DESCRIPTION
Mary and Max is an animated feature film from the creators of the Academy Award-winning short animation Harvie Krumpet (Adam Elliot, 2003). This is Adam Elliots first full-length feature film. Like Harvie, it is an animated film with claymation characters. However, unlike many animated feature films, it is minimal in its use of colour and the action does not revolve around kooky creatures with human voices and super skills. Mary and Max is about the lives of two people who become pen pals, from opposite sides of the world. Like Harvie Krumpet, Mary and Max is innocent but not naive, as it takes us on a journey that explores friendship and autism as well as taxidermy, psychiatry, alcoholism, where babies come from, obesity, kleptomania, sexual difference, trust, copulating dogs, religious difference, agoraphobia and much more.

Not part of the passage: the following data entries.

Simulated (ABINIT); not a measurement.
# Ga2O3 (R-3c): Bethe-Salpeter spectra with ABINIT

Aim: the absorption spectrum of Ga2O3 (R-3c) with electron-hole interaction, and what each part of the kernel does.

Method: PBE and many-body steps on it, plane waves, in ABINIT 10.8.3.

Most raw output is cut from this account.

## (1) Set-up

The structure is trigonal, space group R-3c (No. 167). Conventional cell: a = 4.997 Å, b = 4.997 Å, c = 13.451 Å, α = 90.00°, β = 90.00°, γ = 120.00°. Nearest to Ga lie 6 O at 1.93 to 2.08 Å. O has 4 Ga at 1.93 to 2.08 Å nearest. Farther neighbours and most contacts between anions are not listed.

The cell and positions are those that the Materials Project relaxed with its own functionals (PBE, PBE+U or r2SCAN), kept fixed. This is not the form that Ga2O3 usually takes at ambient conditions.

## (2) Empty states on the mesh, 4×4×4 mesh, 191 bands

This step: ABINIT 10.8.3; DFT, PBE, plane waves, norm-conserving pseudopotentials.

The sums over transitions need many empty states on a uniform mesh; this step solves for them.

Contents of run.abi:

Mary and Max recently screened at the Berlin Film festival in the Generation14+ section aimed at teenagers where it was awarded the Jury Special Mention. However, this is not a film written specifically for a young audience. It is both fascinating and engaging in the way it tells the story of the friendship between these two people and would have wide appeal. It is both very funny and poignant. Many of the themes explored in the film bullying, being different, loneliness, longing for connectedness and understanding would appeal to students. At the same time, the extraordinary technical challenges of making a claymation animated film, where everything is hand-made and there is no use of computer generated imagery (CGI), now commonly used in films such as Toy Story (John Lasseter, 1995) and WALLE (Andrew Stanton, 2008), will be something that many students will find fascinating.
It would be enjoyed by middle and senior secondary students as well as tertiary students studying film. Mary and Max would be relevant in the following curriculum areas:
- English telling stories, particularly biographies, and narrative construction.
- Media and Film Studies exploring ways of telling a story through animation and developing an understanding of the medium chosen.
- Cultural Studies understanding how people lived in an earlier period of the twentieth century through the detailed worlds created of their daily lives.
- Values Education (and related subject areas) looking at different kinds of friendships and how they are tested and nurtured. Exploring themes of loneliness, difference, loyalty and acceptance.
- Art and Design exploring the creative challenges of building complex worlds with clay figures and artefacts and looking at how limited colour palettes can be used effectively in animation.